Posted on 05/19/2010 5:09:39 PM PDT by Borges
This week marks the end of an era for one of the earliest pieces of Internet history, which got its start at Duke more than 30 years ago.
On May 20, Duke will shut down its Usenet server, which provides access to a worldwide electronic discussion network of newsgroups started in 1979 by two Duke graduate students, Tom Truscott and Jim Ellis.
Working with a graduate student at UNC-Chapel Hill, they came up with a simple program to exchange messages and files between computers at Duke and UNC using telephone modems.
The Users Network, Usenet for short, grew into an international electronic discussion forum with more than 120,000 newsgroups dedicated to various topics, from local dining to computer programming languages. Each group had a distinctive name such as soc.history or sci.math.
Usenet also played an integral role in the growth of the popularity of the Internet, said Dietolf Ramm, professor emeritus of computer science. At the time, a connection to the Internet was not only expensive but required a research contract with the federal Advanced Research Projects Agency.
ARPA had funded a few schools to begin the early stages of Internet, but most schools didnt have that, said Ramm, who worked with the students who developed Usenet. Usenet was a pioneering effort because it allowed anybody to connect and participate in communications.
Many social aspects of online communication from emoticons and slang acronyms such as LOL to flame wars originated or were popularized on Usenet.
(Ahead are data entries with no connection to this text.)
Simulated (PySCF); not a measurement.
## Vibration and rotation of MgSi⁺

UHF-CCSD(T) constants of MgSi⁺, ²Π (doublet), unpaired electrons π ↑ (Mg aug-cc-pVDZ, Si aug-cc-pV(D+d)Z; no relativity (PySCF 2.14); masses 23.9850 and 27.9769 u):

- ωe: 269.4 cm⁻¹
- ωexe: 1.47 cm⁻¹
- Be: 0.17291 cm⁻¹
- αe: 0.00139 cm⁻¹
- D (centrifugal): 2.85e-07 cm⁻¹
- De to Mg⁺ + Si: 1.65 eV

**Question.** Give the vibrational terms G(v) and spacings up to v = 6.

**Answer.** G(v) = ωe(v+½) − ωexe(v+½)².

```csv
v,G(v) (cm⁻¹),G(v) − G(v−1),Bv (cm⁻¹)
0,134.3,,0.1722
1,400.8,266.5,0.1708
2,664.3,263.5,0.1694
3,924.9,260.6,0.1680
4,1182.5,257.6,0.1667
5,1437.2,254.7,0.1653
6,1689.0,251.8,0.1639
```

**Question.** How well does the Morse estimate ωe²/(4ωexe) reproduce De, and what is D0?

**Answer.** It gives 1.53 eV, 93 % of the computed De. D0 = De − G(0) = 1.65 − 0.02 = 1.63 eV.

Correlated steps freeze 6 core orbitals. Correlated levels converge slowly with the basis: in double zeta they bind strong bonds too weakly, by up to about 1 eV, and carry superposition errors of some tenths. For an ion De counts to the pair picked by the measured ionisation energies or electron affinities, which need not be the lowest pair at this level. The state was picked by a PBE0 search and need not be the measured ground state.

Although e-mail and other forms of online communication have largely supplanted Usenet, it is still in use, with tens of thousands of discussion groups.
Indeed, Truscott now a software developer at SAS Institute in Cary said he still checks Usenet daily. In those days, there were very few computers at Duke, he said. Now Usenet is just one of many choices.
New tools from blogs and RSS feeds to Facebook and Twitter have made online communication more user-friendly since the days of Usenet, said Lenore Ramm, Dietolf Ramms daughter, who now works as an IT analyst with Dukes Office of Information Technology (OIT).
Applications like Twitter have made communicating easier, but the challenges are still the same: trying to keep up with the information flow, sorting through it all and prioritizing what information to take in, she said.
Like an increasing number of Internet service providers who have shut down their newsgroup servers, Duke decided to retire its aging Usenet server based on low usage and rising costs.
I remember Usenet — anyone else use UUencode and UUdecode to pass music and pics? alt.wesley.crusher.die.die.die...?
Thanks for posting...I enjoy Internet history.
I started with Usenet....so sad to see this mode of communication fade away, yet exciting to see all the new developments.
bump
Here’s the guy who REALLY created the Internet (hint: it wasn’t Algore).
http://en.wikipedia.org/wiki/Leonard_Kleinrock
I remember alt.barney.dinosaur.die.die.die and alt.callahans.
Being from Cleveland, I used Freenet instead.
Usenet was fun. Back in the mid-1990s, I felt like I was on the cutting edge by using it. Also, around that time I was listening to the Smashing Pumpkins, the Chuck Harder radio show and posting on Usenet about the X-Files (TV Show). Those were such innocent days. Now I am more jaded and cynical.
Oh lord... uuencode... [gulp] We forget what a pain in the asterisk it used to be to do even the simplest of things.
And we did it at 300 baud. LOL.
Sad isn’t it? At one time unlimited vistas, now, eh, not so much.
Been there - done that. ;-)
I remember when browsers were only text based (Lynx) and there were only .MIL, .EDU and .GOV domains. And it wasn’t THAT long ago! ;-)
>>And we did it at 300 baud. LOL.<<
Remember TTYs (real ones) at 110 Baud?
Some things are best left in the olden days...
:)
Bullshit in my opinion....yeah, it's all great, but this is "planned obsolescence".
My one year old DVD player is obsolete. My new computer with Win 7 is almost there. I had to get a new Jitterbug last year 'cause it didn't have a GPS. I can hardly find any eight tracks anymore. It all is very frustrating to your run-of-the-mill consumer.
Life sucks.
I met my wife on BITNet (all EDUs).
Long time ago...
I remember, way back in 1989, someone I knew trying desperately to convince me to sign up for email. I didn’t see the point of it. Turns out that he had one of the earliest websites on the WWW. I signed up for the email account reluctantly. I remember thinking to myself, “When the hell am I ever going to use this?”
Even in the mid-1990s someone I knew was amazed when she tried to think me for a gift via email. She saw from my account profile that I had no accessed the account in two years. She said in her email - which I only read nine months later - that she knew that had to be a mistake. No one would just let their email go unchecked for two years!!!
Yeah, I would. I did.
Now I use it TOO MUCH.
>>I can hardly find any eight tracks anymore<<
“hardly?” LOL!
Hey, I have some vinyl licorice pizzas still. I have a USB turntable and am slowly translating them to digital...
I remember trying to keep out the flood uuencoded pr0n from hogging all of my USENET server’s dialup bandwidth. Some things never change.
Ha! The way it is for ALL of us...using too much, that is! My first use of usenet was in sports-talk...it still works well for that.
Traffic volume is up to 6 terabytes per day. Nobody goes to Usenet anymore, it's too crowded.